In the weekend that just passed: Friday saw Zee's birthday celebration at Union Square where he was made to do a solo (but pretty damn good) shines performance to Dilo Como Yo. Back-to-back photoshoots on Saturday (Shan's birthday!), a personal one at i-studio in the day, followed by another with the ADS team for this year's congress team portrait to hang on the studio wall. Woke up bright and early (for my standards) on Sunday for a Hari Raya visit to Dzarrin's place, then a mad rush to school for marketing project meeting, a sumptuous buffet dinner at Hanabi to celebrate Zee and Shan's birthdays, and a bout of drinks at Loof after.

I am now resigned to my fate for too many things, a highly uncharacteristic occurrence. No, it is not possible to get enough sleep any longer, and will remain impossible for the next few days and weeks to come, as project deadlines and the exams loom threateningly over our heads. It is not possible to have enough time for everything - some things will have to be sacrificed, and all I can do is hope that I will not end up as one of them. No, I know I am not going to get enough of everything that I have been wishing for, hoping for - so stop dreaming already and do something about it.
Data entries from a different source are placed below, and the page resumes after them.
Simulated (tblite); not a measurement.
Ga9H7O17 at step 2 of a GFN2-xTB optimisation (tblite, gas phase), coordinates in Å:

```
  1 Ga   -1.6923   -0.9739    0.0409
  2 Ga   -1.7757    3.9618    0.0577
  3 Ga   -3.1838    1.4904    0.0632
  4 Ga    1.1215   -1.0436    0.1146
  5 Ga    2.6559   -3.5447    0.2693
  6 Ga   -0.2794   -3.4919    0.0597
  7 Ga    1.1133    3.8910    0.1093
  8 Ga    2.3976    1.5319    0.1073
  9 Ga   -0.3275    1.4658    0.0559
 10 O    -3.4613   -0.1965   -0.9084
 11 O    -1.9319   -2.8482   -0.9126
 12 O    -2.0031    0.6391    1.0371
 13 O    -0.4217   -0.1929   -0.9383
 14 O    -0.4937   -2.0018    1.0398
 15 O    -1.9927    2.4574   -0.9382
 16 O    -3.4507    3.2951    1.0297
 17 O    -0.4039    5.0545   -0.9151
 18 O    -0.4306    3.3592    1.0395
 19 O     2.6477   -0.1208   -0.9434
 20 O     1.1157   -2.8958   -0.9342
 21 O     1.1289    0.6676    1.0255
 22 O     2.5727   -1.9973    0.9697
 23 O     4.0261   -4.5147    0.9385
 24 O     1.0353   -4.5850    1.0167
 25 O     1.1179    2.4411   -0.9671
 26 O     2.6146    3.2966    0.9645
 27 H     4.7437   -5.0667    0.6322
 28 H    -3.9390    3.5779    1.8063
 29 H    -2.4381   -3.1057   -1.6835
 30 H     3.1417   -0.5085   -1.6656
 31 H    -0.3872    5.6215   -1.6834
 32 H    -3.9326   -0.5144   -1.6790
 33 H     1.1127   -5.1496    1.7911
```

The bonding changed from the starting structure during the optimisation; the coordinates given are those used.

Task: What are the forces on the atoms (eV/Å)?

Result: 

When is it ever enough, anyway? It is apparent that I am the sort who never gets enough of anything and everything. If you were to give me an inch, I'd request for a mile. Offer me a cake, and most likely I'll ask for another. Yes, I am that sort of girl - the sort you'd probably be better off not meeting ever in your life; the sort with an incessant flow of demands and requests and desires; the sort who is never satisfied.

Discontentment has been a companion to me for almost all my life - I have become so used to its constant presence, I honestly do not know what I would do if I were to awake one day, to find myself feeling...contented.

Oh, the horror.

I do look forward to that day, though. May it arrive soon.